Viewpoint: John McGregor

September 4, 2019

North East Times’ property writer Chris Dobson talks to John McGregor, a property investment specialist with extensive experience across the UK and Central Europe with an emphasis on the Visegrád Group, the cultural and political alliance between the Czech Republic, Hungary, Poland and Slovakia

Taking a Visegrád 4 view, what would you say the view of Brexit is from these countries who are all members of the EU and Nato?

In short, the view would be that Great Britain has gone mad and the decision to leave the EU is illogical. The countries referred to in Central Europe would struggle without EU membership. The EU has been a fantastic vehicle for them and invaluable given the culture change between years of oppressive Communism and the reality of a Western-style economy. There is a large measureof incredulity given Great Britain has taken two years to get nowhere on Brexit. After all, this is Great Britain, the builder of a global empire, which is now struggling to get a consensus on the way forward to exit from a hugely important trading area that stands for equality, peace, openness and transparency. This is being replaced with an insular approach, extreme views and little loyalty.

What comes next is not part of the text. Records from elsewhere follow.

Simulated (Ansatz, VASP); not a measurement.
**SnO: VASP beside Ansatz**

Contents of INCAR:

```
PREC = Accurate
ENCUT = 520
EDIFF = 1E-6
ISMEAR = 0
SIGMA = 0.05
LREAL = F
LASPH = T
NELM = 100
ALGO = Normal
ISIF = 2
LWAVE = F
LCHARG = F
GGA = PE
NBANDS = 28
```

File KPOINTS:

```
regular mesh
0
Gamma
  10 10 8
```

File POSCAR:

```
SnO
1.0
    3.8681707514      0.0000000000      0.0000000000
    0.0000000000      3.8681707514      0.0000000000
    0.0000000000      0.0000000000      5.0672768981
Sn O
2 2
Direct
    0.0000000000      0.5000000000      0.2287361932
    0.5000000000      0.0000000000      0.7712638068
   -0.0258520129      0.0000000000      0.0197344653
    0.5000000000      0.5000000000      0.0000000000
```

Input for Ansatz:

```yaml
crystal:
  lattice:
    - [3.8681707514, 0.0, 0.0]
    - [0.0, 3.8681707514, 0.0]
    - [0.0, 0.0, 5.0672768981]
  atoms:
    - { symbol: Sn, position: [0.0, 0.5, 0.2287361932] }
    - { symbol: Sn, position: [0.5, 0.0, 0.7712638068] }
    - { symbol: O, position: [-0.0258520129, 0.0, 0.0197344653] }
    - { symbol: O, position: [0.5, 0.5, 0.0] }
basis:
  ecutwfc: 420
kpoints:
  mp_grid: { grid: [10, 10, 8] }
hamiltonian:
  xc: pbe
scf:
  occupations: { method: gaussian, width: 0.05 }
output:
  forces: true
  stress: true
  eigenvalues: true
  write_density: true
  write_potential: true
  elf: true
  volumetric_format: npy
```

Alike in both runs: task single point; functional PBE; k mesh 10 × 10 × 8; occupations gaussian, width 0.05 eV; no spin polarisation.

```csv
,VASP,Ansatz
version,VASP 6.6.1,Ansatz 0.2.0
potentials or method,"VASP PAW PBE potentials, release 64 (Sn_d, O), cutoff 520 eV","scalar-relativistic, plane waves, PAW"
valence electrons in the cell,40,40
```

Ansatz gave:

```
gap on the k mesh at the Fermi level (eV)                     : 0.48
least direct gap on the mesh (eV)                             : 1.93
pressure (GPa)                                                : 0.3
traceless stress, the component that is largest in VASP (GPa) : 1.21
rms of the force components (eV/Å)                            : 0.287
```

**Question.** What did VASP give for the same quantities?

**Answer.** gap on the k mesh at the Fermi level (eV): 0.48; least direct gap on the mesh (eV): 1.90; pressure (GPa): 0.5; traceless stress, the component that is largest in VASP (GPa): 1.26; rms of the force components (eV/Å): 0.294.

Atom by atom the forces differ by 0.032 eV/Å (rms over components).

Your specialist areas are across the three main commercial property sectors. Were you surprised that the first quarter of this year saw investment in UK shopping centres fall by 90 per cent? This is a phenomenal figure. Was that all down to Brexit?

This has nothing to do with Brexit. The internet has changed the world at a frightening speed. Shopping at leisure online for delivery the next day is a formula that is hard to beat. Footfall across the sector is plummeting and as a result the traditional High Street is under pressure. This is impacting on large city centre shopping malls too. Some people are in denial to believe this could happen. A further potential threat is the UK-wide Air Quality proposal. Clearly clean air is a good thing but paying a £12.50 penalty to go and shop with car parking charges on top could mean shoppers being £20 out of pocket before they have bought anything. This is a serious challenge. Institutional investors will survive, but property companies will be caught.

What investment sales there have been were in smaller UK towns. What does this tell you about the market?

I would say this is part of the churn of investment disposals. Faced with the pressures on the High Street, this is to be expected. It may look bleak but it’s time to rethink strategies. This could be a fantastic opportunity for some.

When looking at opportunities for investment, two general thoughts come to mind. Firstly, overseas based investors – should they invest more or sell their UK assets – and secondly, should UK investors play at home where they know the market or go abroad into possible unchartered waters?

Wherever you are, it’s all about opportunities. Youhave to have courage to go out of your comfortzone. Some think abroad is the same as the UK.It is not. Investors need to know the rules and it is not without currency, legal and cultural risks. The key is to take a careful look at opportunities and trends, take local advice and not dabble as that is the surest route to disaster.

Regional investments have seen average yields move to their highest levels in nearly eight years. What does this mean to regions such as the North East where secondary locations outnumber prime locations?

I believe institutional buyers in the UK regions are diminishing. This leaves high net worth individuals, small funds and property companies as the main investors. There is a great opportunity to take back property from institutions which should, by the way, be investing in property companies and not property assets.

You live in the northern part of the North of Tyne devolved authority. What changes would you like to see and what changes do you expect to happen?

I don’t know much about devolution for the North of Tyne. All I would say is that one of the joys of living in Northumberland is the fact that not many people live here in an area of outstanding natural beauty. In terms of the local economy, completing the dualling of the A1 would make a big difference. This has been talked about for years. Whether or not North of Tyne is sympathetic with this vital element of infrastructure remains to be seen.

As to a general view of commercial property in the short-term future, what would you say?

One must look at Real Estate Investment Trusts (REITs), which own and operate income-producing real estate. These can cover the three main sectors, but future success will depend on who can deal with all three sectors. We are in uncertain times.

I believe the key is to look at income, rather than capital gain. In general, we have been spoilt since World War Two, with large-scale retail development, both city centre and out-of-town, which have been very successful. Now the sentiment is changing and some of these schemes are now not so relevant.

For the next 20 years we need to re-focus. The priority should be a safety-first approachbased on delivering income. I would have thought Government-let buildings would be a good target for investors. I also think property companies will take over the drive in the sector from institutions. Maybe institutions should invest in property companies, rather than in bricks and mortar.